Ninja squirrel

I have tried many different feeder styles and placements in my backyard, but the gray squirrels have defeated every one of my squirrel-proofing attempts.  Nothing had worked to prevent the squirrels from empyting the bird feeders when I’ve been gone for several days, until we covered the trunk of the feeder tree (the Ohio Buckeye) with stove pipe sheet metal to keep them out of the tree altogether.

squirrel-proof bird feeders

But is this really squirrel-proof?  

No, because now they try to jump to the feeders from the porch railing.

flying gray squirrel

I think it might be just one ninja gray squirrel that is doing all the pilfering. He’s quite an athlete.

flying gray squirrel

It looks like he might have the distance and the height for this jump.

flying gray squirrel

But it’s not just the distance that must be covered, it’s the grab at the end of the jump that’s important.  Note outstretched paws ready to make the grab.

flying gray squirrel

No joy. A clean miss. But the jump is not fruitless because he is usually able to knock some seed out of the feeder onto the grass below.  The angle of this shot is deceptive.  The feeder is really about 6 feet from the tree trunk.

This squirrel must have tried to make the jump at least 12 times before he finally landed — and I missed the successful attempt unfortunately, because I wanted to see how he did it.

gray squirrel on feeder

Success!

Based on Ninja Squirrel’s prodigious feats of athleticism, I moved the feeder closer to the tree trunk.  We’ll see how he manages now.

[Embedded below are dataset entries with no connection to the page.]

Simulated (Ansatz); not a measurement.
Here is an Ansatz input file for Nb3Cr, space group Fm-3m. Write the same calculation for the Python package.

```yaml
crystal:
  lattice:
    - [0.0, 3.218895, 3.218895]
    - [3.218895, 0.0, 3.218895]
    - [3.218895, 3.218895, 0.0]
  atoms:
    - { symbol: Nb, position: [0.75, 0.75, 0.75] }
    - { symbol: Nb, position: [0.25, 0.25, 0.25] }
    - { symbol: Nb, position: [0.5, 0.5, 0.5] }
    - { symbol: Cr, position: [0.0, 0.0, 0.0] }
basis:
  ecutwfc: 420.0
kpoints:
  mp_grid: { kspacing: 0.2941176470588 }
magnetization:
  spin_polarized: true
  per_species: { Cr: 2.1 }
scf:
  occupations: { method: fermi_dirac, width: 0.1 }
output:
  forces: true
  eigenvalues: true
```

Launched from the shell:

9 thoughts on “Ninja squirrel

  1. We had all grades of trouble with gray squirrels for decades until we discovered a particular kind of birdfeeder a couple of years ago that they have absolutely not been able to get into, no matter how hard they try, even if they can reach it. The birds have complete access to it but the squirrels are out of luck. Email me if you’re interested, and I’ll send you a photo of the feeder. I don’t remember who manufactures it, but you’d be able to find it pretty easily once you see it. (It’s indescribable or I’d describe it!)

    • Thanks Alice. I got a recommendation of the feeder you are probably referring to from one other person, and they look like a winner. Next time I’m feeling rich (and frustrated with the squirrels), I’ll rush out and get one.

  2. Wow, that squirrel is insane. I agree, it’s usually just one squirrel with a screw loose. The squirrels have been staying out of my feeders this summer. The House Sparrows are more of a problem.

    The craziest one I had could jump straight up and catch the bottom of the feeder hanging from a shepherd’s hook. I have yet to find a feeder that critters can’t get into at least once in a while. This one is pretty good, http://wp.me/p2oND-8HK but occasionally something (raccoons probably, it happens at night) rips it down from the tree and gets the top off, then there is a feast on the ground.

  3. After years of trying to defeat the squirrels, I have finally found a feeder that actually works. I bought it with a gift card last January and have had it up since then. The squirrels gave up on it within a couple of days and now don’t even try. It is made by Brome and is called the Squirrel Buster Plus. It is expensive. I bought it along with the rain guard. I will recover the cost by winter this year from not having the squirrels eating most of my expensive bird feed. I had another Brome feeder that did a pretty good job but not as good as this one.

    • Thanks for the tip Joan. I looked into that feeder type, and boy, they are expensive, but I am sure that pays off in the amount off food you save from squirrel theft.

  4. Squirrels are that strange combination of frustrating, yet entertaining. And why is it that I see a squirrel and shoo it away, but I see a chipmunk and say, “Oh, how cute.”?

    • I should be impressed with their problem solving abilities (how to get to the feeder I have moved to a new location), but I am mostly annoyed with their feeder antics.